The deeply philosophical question of "What is business for?" is addressed in the text. The discussion is indebted to some accounting scandals in the U.S. - but we should ask ourselves this question even without any scandals and cises. After all, it is also about the question whether the market has a kind of self-regulation that selects companies. Definitely the market economy does it via economic factors - if there is no more money and no one wants to lend you money, then it will also be impossible to pay the musicians and so the music stops playing and the dance comes to an end.
But the fact is, when the truth is in the dark and confidence is undermined, it discourages players from staying in the game. And that also has an impact on the ordinary small investor, who is increasingly looking for investment opportunities because stocks, funds, hedge funds, warrants, etc. are no longer attractive enough. This ordinary small investor is supposed to be representative of the middle class - I'll call him Mr. Schmidt from now on. And Mr. Schmidt wonders whether prosperity is also possible by the state. In a hypercapitalist world, Mr. Schmidt was immediately laughed at when he voiced this thought, and the scandals were sacrificed under the primacy of expediency only to calm the markets again. The prevailing pragmatism and utilitarianism must live on!

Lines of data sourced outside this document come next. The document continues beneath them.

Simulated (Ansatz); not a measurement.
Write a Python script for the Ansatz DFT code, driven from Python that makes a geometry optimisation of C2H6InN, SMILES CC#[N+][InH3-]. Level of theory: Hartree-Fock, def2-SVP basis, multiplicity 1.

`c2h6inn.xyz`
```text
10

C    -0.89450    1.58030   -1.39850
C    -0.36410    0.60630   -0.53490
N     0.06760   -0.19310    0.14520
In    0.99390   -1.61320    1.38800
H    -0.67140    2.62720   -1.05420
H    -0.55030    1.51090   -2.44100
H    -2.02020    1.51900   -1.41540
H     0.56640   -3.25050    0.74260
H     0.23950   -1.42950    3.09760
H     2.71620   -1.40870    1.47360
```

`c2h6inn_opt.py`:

Trust, too, is fragile. An investment trust is a financial company that invests its subscribed capital in securities for the benefit of its investors - but to describe trust only as a confidence is also legitimate - all very fragile! Especially when there are managers who no longer act for the benefit of the shareholders or stakeholders, do not fulfill their need satisfaction mandate and only work into their own pockets. For Mr. Schmidt it is easy and tempting to point the finger at those at the top, but they are only playing by the new rules and not everyone is a fraud. So shouldn't Mr. Schmidt rather be critical of the system and the rules?
For U.S. capitalism, rising stock prices are a sign of economic success. A misconception - the stock market is the same as any other market, only more perfect. When Mr. Schmidt goes to a grocery store, he is happy when the potatoes are cheap, just as he is happy when he buys shares in a company at a low price. But if it becomes an obsession for Mr. Schmidt (to buy cheaply and sell more expensively) then he can quickly lose sight of the essentials. If only because the essence of economic activity is to buy cheaply and sell expensively. A simple pragmatic law - to question it would be a fight against windmills, the rejection of gravity or to join the assertion of an earth as a disk.
Warrants - in the 1980s only 2% and now well over 60% of the securities volume, are a clear sign of which interests the capital market represents. Namely - none for the interests of the stakeholders. The belief that investors look for companies that fit (ethically and aesthetically) well with their living room furnishings is rather to be excluded.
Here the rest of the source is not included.